Several Chattanoogans have recently uncovered some information about the military heroics more than a century ago of a Chattanoogan named Loveman Noa.
Longtime Chattanooga accountant Mel Young recently came across Naval Cadet Noa and his connection to Chattanooga while writing some military-related history books. He shared Cadet Noa’s story with others, and several in turn provided him with additional information.
“It was surprising the number of persons who found the story interesting and historically significant to Chattanooga,” Mr. Young said.
In fact, he and some other retired Naval officers became so fascinated that they have discussed the possibility of trying to get the local Navy/Marine Reserve Center off Amnicola Highway named in his memory.
It would certainly not be the first time he was memorialized. After Mr. Young included a chapter on him in his third book, Bitter Tears I Shed for Thee, he learned that two U.S. Navy ships had been named for him.
According to some information provided by Mr. Young, Cadet Noa was a member of the Hungarian Jewish Loveman family, who had emigrated to North Georgia. In the 1870s, Cadet Noa’s uncle, David Barnard Loveman, moved to Chattanooga and eventually started the Lovemans department store.

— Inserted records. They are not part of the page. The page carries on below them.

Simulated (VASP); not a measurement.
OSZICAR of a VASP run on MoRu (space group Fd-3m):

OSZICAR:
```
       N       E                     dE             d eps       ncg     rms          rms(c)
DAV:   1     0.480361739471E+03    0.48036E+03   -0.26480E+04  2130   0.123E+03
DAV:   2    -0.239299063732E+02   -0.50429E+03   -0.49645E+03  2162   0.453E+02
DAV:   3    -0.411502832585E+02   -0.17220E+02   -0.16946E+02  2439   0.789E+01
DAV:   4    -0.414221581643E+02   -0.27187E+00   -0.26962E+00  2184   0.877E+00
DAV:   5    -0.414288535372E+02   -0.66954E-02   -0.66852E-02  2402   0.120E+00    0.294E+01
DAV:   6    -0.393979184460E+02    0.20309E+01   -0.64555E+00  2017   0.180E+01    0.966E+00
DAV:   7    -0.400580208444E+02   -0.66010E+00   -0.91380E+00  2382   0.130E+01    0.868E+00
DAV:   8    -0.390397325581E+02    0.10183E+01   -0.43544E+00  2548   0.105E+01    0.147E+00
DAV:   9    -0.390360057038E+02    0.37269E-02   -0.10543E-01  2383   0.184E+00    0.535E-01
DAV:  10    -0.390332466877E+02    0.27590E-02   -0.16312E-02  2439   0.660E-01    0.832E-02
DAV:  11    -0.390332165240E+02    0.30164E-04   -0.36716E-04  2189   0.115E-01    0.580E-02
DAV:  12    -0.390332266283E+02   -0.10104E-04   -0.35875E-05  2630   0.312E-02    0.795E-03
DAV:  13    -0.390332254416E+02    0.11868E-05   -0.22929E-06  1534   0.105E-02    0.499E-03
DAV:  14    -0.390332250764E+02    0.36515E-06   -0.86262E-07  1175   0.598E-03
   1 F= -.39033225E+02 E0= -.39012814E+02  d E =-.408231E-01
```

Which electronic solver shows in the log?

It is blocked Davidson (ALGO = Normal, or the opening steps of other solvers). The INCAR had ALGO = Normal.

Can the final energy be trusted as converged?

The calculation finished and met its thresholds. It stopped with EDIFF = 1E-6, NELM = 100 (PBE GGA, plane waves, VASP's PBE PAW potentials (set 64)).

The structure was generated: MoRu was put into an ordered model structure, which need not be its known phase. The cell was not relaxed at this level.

Although later headed by the Richard Moore family, the store was a Chattanooga fixture for years until merging with Proffitt’s. The old Lovemans building downtown has recently been converted into upscale condominiums.
About the time D.B. Loveman began his mercantile and clothing business in Chattanooga, his sister, Rose, married a former German military officer from the Polish town of Breslau (Wroclaw) named Ismar Noa. A son, David Bernard Loveman Noa, was born in 1878.
The latter would find his niche in the maritime, not mercantile, world.
Although the family lived elsewhere for a period, Cadet Noa went through the Chattanooga public school system, graduating from Chattanooga High School. He then attended Baylor School during the 1895-96 school year, when it was located off McCallie Avenue.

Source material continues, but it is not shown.